Pakistan's election commission postponed polls due in June for two months Monday, drawing protests from the country's governing parties, whose leaders were eyeing runs for parliament.
The commission said it was responding to a cluttered legislative calendar and security concerns. A spokesman for President Pervez Musharraf rejected a claim that he was behind the delay.
Anti-Musharraf parties swept the general elections in February, and the coalition government has begun a drive to reduce the former military strongman to little more than a figurehead.
But voting in some areas was voided or delayed because of problems including irregularities, security threats and the deaths of candidates, including ex-Prime Minister Benazir Bhutto. The commission previously rescheduled balloting in those areas for June 18 to fill vacant federal and provincial assembly seats.
Asif Ali Zardari, who is Bhutto's widower and political successor, has said he may stand for the seat in southern Sindh province that Bhutto had hoped to contest. Aides of former Prime Minister Nawaz Sharif, Zardari's main partner in the coalition, have said he too was interested in running for a National Assembly seat.
However, the election commission has decided to delay the elections until Aug. 18, secretary Kanwar Dilshad said Monday. He cited worries about security, especially in Pakistan's northwest, and the fact that lawmakers were preparing to debate the next year's budget.
Zardari condemned the delay as unconstitutional and demanded to know the "real reasons" behind it.
Zardari was to meet Prime Minister Syed Yousuf Raza Gilani later Monday to discuss his "serious reservations," a party statement said.
"Even if the law and order situation was bad in any particular locality, it provided no justification to postpone by-elections throughout the country," he said.

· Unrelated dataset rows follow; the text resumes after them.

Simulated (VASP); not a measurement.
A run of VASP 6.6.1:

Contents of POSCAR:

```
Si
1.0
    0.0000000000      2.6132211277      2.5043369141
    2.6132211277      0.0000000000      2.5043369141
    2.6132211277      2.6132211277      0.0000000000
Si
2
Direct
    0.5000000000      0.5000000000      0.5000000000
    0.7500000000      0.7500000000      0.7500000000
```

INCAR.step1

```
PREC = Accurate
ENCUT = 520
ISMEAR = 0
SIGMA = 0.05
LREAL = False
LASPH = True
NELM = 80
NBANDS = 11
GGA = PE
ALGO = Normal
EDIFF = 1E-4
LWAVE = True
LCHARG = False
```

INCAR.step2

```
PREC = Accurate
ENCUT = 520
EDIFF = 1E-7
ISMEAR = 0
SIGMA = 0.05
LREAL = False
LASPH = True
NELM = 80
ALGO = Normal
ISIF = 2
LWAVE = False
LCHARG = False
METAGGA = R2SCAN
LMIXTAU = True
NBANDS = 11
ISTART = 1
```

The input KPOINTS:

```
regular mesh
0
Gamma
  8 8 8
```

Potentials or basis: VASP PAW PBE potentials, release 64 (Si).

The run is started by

Sadiqul Farooq, a leader of Sharif's party, said the explanation was "strange and unbelievable" because security had improved since February's polls. Militants and security forces have been observing an unofficial cease-fire while the government tries to negotiate peace deals along the Afghan frontier.
Farooq also said Sharif was no longer interested in running for a seat. He provided no explanation. However, he accused Musharraf of trying to sabotage plans for Sharif's brother, Shahbaz, to contest a seat in the Punjab provincial assembly.
While technically an independent body, the election commission is staffed by presidential nominees. European Union observers recently criticized it for a lack of transparency.